Piper: God created a good world that was subjected to futility because of the sinful, treasonous choice of the first human beings. Because of this offense against the glory of God, humans are alienated from their Creator and deserve his just condemnation for their sins.
Wright: God created a good world, designed to be looked after and brought to its intended purpose through his image-bearing human beings. This purpose was thwarted by the sinful choice of the first human beings. Because of human sinfulness, the world needs to be put to rights again and its original purpose taken forward to completion. God's purpose in putting humans "right" is that through them, the world can be put to rights.
Piper: God revealed himself through the Law, which pointed to Christ as its end and goal, commanded the obedience that comes from faith, increased transgressions, and shut the mouths of all humans because no one has performed the righteousness of the Law so as not to need a substitute.
Wright: God made a covenant with Abraham in order to set in motion his plan to rescue his world through Abraham's family. God gave his people the Torah, his holy Law, as a pedagogue—a way to keep Israel, God's wayward people, from going totally off track until the coming of the Messiah. Israel was supposed to embody the law and thus be a light to the nations. But Israel has failed at this task.
Piper: The essence of God's righteousness is his unwavering faithfulness to uphold the glory of his name in all he does. No single action, like covenant keeping, is God's righteousness. For all his acts are done in righteousness. The essence of human righteousness is the unwavering faithfulness to uphold the glory of God in all we do. The problem is that we all fall short of this glory; that is, no one is righteous.
Wright: God's righteousness refers to his own faithfulness to the covenant he made with Abraham. Israel has been unfaithful to this commission. What is now required, if the world's sin is to be dealt with and a worldwide family created for Abraham, is a faithful Israelite who can be faithful to the covenant in Israel's stead.
Piper: Many Jews in Jesus' day (like the Pharisees described in the Gospels) did not see the need for a substitute in order to be right with God, but sought to establish their own righteousness through "works of the Law." Whether keeping Sabbath or not committing adultery, these works became the basis of one's right standing with God. The inclination to rely on one's own ceremonial and moral acts is universal, apart from divine grace.

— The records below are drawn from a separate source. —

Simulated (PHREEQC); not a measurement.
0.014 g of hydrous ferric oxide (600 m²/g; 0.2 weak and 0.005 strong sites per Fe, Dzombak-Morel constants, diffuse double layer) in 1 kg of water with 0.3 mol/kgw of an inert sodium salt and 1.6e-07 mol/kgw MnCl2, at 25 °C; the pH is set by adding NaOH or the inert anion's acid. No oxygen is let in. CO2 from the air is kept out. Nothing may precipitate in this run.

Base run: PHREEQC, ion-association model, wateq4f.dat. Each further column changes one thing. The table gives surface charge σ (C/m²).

Wright: Jews in Jesus' day believed that the Law was given to them as people who were already in covenant with God. Therefore, the Law was not viewed as a way to earn God's favor, but as a sign that one was already in covenant with God. The "works of the Law" are not ways to earn favor with God, but badges of covenant identity by which one determines who is in the covenant and who is not. Many Jews in Paul's day were clinging to these identity markers (Sabbath, circumcision) in a way that made their Jewish identity exclusive. Therefore, their exclusivism was keeping the promise of God from flowing to the nations.